As its technological competitors leap-frogged it creating entirely new industries around the integration of phones, software, and content delivery, RIM was happily simply connecting customers to other customers, trumpeting its proprietary BBM software and security features as if it was rearranging the deck chairs on Titanic trying to convince the Street that consumers gave a damn.

Even today as RIM releases updates to its orphaned Playbook system, it has developed a product that will only have limited mobile ad support. A lack of mobile advertising disincentivizes app developers from creating software for the Playbook, thus further reinforcing RIM and the Playbook as nothing more than an expensive communication device even as consumers truly start to see the possibilities of the mobile ecosystem.

So does RIM's downfall fulfill a nasty Canadian trope? Does RIM's narrow-mindedness shadow Canada's status as a middle-power? No world domination please, we're Canadian. The Blackberry is like the technological version of Lester Pearson's peacekeepers, a fine and dandy tool during times of peace, but useless throughout a period of prolonged technological upheaval.

In his seminal work on the Canadian identity, Lament for a Nation, George Grant prophetically feared that Canadian nationalism would eventually be superseded by continentalism. A part of this was fear was technological determinism: technology, modernity, and progress would render the idea of "local culture" irrelevant.

In the 1960s, Grant saw Canada as an increasingly liberal state, one which fetishized the "vaunted freedom of the individual," (the U.S.) while moving away from its Marxist leanings. There were technological ramifications to these political shifts too; as Grant noted, "In Marxism technology remains an instrument that serves human good."

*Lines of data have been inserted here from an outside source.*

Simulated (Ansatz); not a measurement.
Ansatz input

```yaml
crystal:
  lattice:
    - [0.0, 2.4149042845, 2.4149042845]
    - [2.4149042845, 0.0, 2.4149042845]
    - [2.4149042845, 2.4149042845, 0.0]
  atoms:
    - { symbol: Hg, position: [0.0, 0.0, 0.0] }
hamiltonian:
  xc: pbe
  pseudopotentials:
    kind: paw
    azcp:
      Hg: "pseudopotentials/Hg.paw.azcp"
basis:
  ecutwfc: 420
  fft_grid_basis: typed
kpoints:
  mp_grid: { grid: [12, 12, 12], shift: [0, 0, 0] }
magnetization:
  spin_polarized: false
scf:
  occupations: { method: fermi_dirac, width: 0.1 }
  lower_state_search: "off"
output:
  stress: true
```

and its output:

This ability to serve human good was RIM's competitive advantage and what made the company Canada's great technological, if not nationalistic, hope. The Blackberry -- a technology that facilitated simple communication -- fulfilled the Marxist intentions of its home country; it just wanted to connect people to others.

The irony in all of this is that for a brief moment in time, RIM attempted to prove Grant's fears unfounded. If RIM succeeded then Canada did not have to become a brunch plant of the U.S. Technology wouldn't be Canada's undoing; rather, it would be our nationalistic saviour.

Sadly, Grant's lament was strangely prophetic. Contintentlism won out. The supposed personal freedoms of Apple, Facebook, Amazon, and Google -- all of whom said: "don't be evil" -- declared war on the one company which actually wasn't.

As Grant himself wrote: When men are committed to technology, they are also committed to continual change in institutions and customers.

Technology changed, RIM didn't. R.I.P.